A dead alkaline battery is found to contain a compound of Mn and O. It's analysis gives 69.6% Mn and 30.4% O
To find the empirical formula of the compound found in the dead alkaline battery, we need to determine the ratio of Mn to O.
Here's how you can calculate the empirical formula step by step:
Step 1: Convert the percentages to grams.
Assume we have a 100g sample of the compound. This means we have 69.6g of Mn and 30.4g of O.
Step 2: Convert grams to moles.
To convert grams to moles, we need to divide the mass of each element by its molar mass.

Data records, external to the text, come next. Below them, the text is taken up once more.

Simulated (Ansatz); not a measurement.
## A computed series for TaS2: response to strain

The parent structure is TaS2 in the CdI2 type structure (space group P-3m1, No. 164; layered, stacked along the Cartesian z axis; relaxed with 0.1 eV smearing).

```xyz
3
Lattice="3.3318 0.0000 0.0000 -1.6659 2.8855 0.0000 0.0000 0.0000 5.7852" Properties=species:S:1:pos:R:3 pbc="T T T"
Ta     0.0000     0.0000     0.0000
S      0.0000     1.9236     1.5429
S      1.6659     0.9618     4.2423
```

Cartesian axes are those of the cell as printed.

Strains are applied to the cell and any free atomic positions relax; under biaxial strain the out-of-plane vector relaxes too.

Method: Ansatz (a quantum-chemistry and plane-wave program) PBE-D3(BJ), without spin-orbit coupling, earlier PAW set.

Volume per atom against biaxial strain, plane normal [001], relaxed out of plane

The molar mass of Mn is approximately 54.938 g/mol, and the molar mass of O is approximately 15.999 g/mol.
Number of moles of Mn = 69.6 g / 54.938 g/mol ≈ 1.267 mol
Number of moles of O = 30.4 g / 15.999 g/mol ≈ 1.900 mol
Step 3: Find the simplest whole-number ratio.
Divide the moles of each element by the smaller number of moles to obtain the simplest ratio.
In this case, the number of moles of Mn is approximately 1.267, and the number of moles of O is approximately 1.900.
Dividing by 1.267 gives us 1 Mn and dividing by 1.267 gives us approximately 1.500 O.
Step 4: Adjust the ratio to whole numbers if necessary.
In this case, the ratio of Mn to O is approximately 1:1.5. To obtain whole numbers, we can multiply the ratio by 2 to get 2:3.
Therefore, the empirical formula of the compound is Mn2O3.